I know Jesus my Shepherd is my home, and the lovely Mother Nature. Bill, your words were right, "HOME IS WHERE WE ARE free TO BE OUR WHOLE SELVES." I try as much as possible to go to my Shepherd, when I am weary and heavy-burdened. Sometimes Mother Nature feels very comforting or more comforting. (Although we know Jesus was part mother hen--inside joke.)

Yet Bill, thanks for the tip on the word "free". A wonderful Catholic friend taught me how important "giving people freedom" is.
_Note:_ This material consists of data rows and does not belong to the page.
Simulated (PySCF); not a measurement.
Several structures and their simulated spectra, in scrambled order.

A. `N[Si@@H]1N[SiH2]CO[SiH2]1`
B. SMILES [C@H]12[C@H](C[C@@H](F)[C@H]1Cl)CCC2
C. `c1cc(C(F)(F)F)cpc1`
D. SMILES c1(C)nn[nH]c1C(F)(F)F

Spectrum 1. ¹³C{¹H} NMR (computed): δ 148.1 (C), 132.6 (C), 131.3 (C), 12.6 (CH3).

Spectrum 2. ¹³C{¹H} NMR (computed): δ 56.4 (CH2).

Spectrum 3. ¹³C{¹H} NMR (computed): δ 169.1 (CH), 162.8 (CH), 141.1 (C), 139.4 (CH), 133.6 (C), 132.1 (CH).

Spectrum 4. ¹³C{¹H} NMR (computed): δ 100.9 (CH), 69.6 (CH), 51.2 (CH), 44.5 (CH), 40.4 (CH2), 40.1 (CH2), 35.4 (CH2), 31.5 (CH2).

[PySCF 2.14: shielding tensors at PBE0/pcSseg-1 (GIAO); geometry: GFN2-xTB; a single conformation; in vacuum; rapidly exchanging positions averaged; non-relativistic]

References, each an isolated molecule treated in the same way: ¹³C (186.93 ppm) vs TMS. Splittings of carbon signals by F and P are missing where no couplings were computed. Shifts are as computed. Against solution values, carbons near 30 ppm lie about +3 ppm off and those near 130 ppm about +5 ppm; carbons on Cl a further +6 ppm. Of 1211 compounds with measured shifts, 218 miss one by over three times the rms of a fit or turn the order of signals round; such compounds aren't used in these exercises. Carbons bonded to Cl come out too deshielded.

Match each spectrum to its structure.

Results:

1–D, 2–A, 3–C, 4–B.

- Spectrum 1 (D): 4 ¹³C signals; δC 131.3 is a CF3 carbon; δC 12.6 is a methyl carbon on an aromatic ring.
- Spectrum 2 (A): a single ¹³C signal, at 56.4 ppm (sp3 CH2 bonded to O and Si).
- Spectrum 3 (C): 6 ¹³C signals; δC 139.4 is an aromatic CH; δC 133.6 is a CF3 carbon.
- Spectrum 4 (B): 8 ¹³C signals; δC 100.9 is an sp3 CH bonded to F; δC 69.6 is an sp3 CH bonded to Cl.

I hope I can set people free, so that they will feel at home with me. And while we are in this discussion, I feel at home enough to say: I really, really want to be a writer!

It's the place where one

It's the place where one feels the safest, regardless of age.
Considering this, the pain of mother's who didn't believe their son's and daughter's when trying to tell them they were being hurt by their family priest, is a most overwhelming one
In a recent comment by the Bishop of the diocese Ballarat Victoria Australia, "that nothing could be learnt from a parlimentary inquirey" called for by an investigator and families of the dozens (and still counting), of children who as adults committed suicide, this is one hell of a good reason.
There was no place of comfort or freedom for them.
One can't help be reminded in so many ways in just simple general conversations, articles such as this and comments.
A lesson in sensitivity would be a good start.